Tenor Agnew makes impressive podium debut with Music of the Baroque’s holiday program

Musical offerings in the latter half of December are devoted to the reinforcement of convention and nostalgia, a time during which most can’t be bothered to make the effort to absorb something unfamiliar. This common wisdom would seem to narrow the choices of repertoire drastically, and any efforts by presenters to stray from these would seem to be fools’ errands.

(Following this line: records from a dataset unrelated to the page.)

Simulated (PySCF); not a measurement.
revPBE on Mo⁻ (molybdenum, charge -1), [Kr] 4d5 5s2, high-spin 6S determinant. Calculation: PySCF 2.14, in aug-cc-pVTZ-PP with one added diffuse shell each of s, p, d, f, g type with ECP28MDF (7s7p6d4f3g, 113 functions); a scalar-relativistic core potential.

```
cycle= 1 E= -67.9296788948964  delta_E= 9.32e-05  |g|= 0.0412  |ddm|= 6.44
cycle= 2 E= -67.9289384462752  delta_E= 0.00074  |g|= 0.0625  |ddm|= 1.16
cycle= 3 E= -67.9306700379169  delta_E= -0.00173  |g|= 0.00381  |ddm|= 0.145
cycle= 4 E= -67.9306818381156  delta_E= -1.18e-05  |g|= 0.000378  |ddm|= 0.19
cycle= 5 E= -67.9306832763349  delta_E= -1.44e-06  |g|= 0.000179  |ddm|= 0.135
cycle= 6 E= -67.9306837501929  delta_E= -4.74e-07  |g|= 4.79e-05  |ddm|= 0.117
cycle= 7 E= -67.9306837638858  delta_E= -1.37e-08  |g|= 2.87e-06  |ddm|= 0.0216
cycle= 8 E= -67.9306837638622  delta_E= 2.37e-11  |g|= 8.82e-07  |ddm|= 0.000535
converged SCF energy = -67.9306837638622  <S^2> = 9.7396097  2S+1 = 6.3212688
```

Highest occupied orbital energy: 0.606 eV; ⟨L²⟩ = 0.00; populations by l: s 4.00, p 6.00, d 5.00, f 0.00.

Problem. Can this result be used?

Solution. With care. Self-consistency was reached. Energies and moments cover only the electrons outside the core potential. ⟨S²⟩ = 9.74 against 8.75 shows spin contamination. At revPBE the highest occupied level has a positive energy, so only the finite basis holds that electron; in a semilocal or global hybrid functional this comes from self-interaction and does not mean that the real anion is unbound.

And then there is Music of the Baroque. Their Holiday Brass and Choral Concerts enjoy a top spot on the seasonal calendar, and the four performances of the program tend to be sold out or nearly so year after year. With a significant majority of the music in these affairs unknown to most in the audience, their success is a testament to the care given both to the repertoire choices and the devotion with which they are presented. Thursday’s concert at Grace Lutheran Church in River Forest continued this traditional exploration of the untraditional.

Not surprisingly, the chorus was prepared with loving care and exquisite attention to detail by William Jon Gray. The big news was the American conducting debut of Paul Agnew, the superb tenor known to the MOB faithful in the roles of the Evangelist in the Bach Passions and Christmas Oratorio. Agnew’s more recent ascent as conductor has been enviably swift, beginning with his debut with Les Arts Florissants in 2007 and culminating with his recent appointment as joint music director of the same ensemble with the legendary William Christie.

Agnew largely succeeded in assembling a program culled from nearly every musical era, and yet he still cultivated a sense of dramatic cohesion by adopting a theme of “Mother and Child.” Perhaps surprisingly given his vast experience in early music, many of the highlights came in works of the last century, beginning with an extraordinary reading of Jan Sandström’s Det är en ros utsprungen, a reworking of Praetorius’ setting of the same tune (known more commonly as Lo, How a Rose E’er Blooming). With a slight nod to fellow Finn Sibelius and a close kinship with the “holy minimalists” Henryk Górecki and Arvo Pärt, the reading began with a slow accretion of gossamer, ethereal humming that, due to expert singing and a fortuitous acoustical quirk of the church, seemed to emanate from every crevice in all four walls.

This same school was also represented by John Tavener’s The Lamb, an oddly compelling work that has reached near-standard status since its debut in 1982. The tempo and textual themes are consistent, but the composer allows the horizontal lines to proceed with stubborn independence, leading to harmonies that move from lush Romantic gestures to dour unisons and astringent dissonances.

Another high point was a sweeping and heartfelt reading of Britten’s early A Hymn to the Virgin, the most familiar work of the evening and an apt choice in the final weeks of the composer’s anniversary year. Two of Francis Poulenc’s four Christmas motets received equally vigorous and compelling performances, including stellar high-flying passages from the fine tenor section.

The composer highlighted most often was Giovanni Gabrieli, notably in gripping, celebratory readings of Angelus ad pastores ait and Magnificat á 14. Agnew coaxed full-throated singing from his forces, the sopranos filling the space with waves of radiant lyrical outpourings.

The soloists in these MOB December concerts are culled from the ranks of the ensemble, and as usual, performed solidly, if a notch or two below the high standards of the massed voices. These included sopranos Hannah Dixon McConnell and Susan Nelson, mezzo-sopranos Amanda Koopman and Julie DeBoer, tenors Brendon Marsh and Adam Smith, countertenor Ray Chenez, and baritones Corey Grigg and Ryan O’Mealey.

The brass ensemble was assembled from the cream of the crop of area musicians, including trumpeters Barbara Butler, Charles Geyer, Scott Quackenbush and Jennifer Marotta, and trombonists Jay Evans, Timothy Smith, Randall Hawes, and Jared Rodin. Their resonant and cohesive playing blended beautifully with the vocalists, and they also contributed vital and engaging readings of instrumental works by Gabrieli and Lodovico da Viadana.

The program will be repeated 8 p.m. Friday at St. Michael’s Church in Chicago and 3 p.m. Saturday and Sunday at Divine Word Chapel in Northbrook. baroque.org.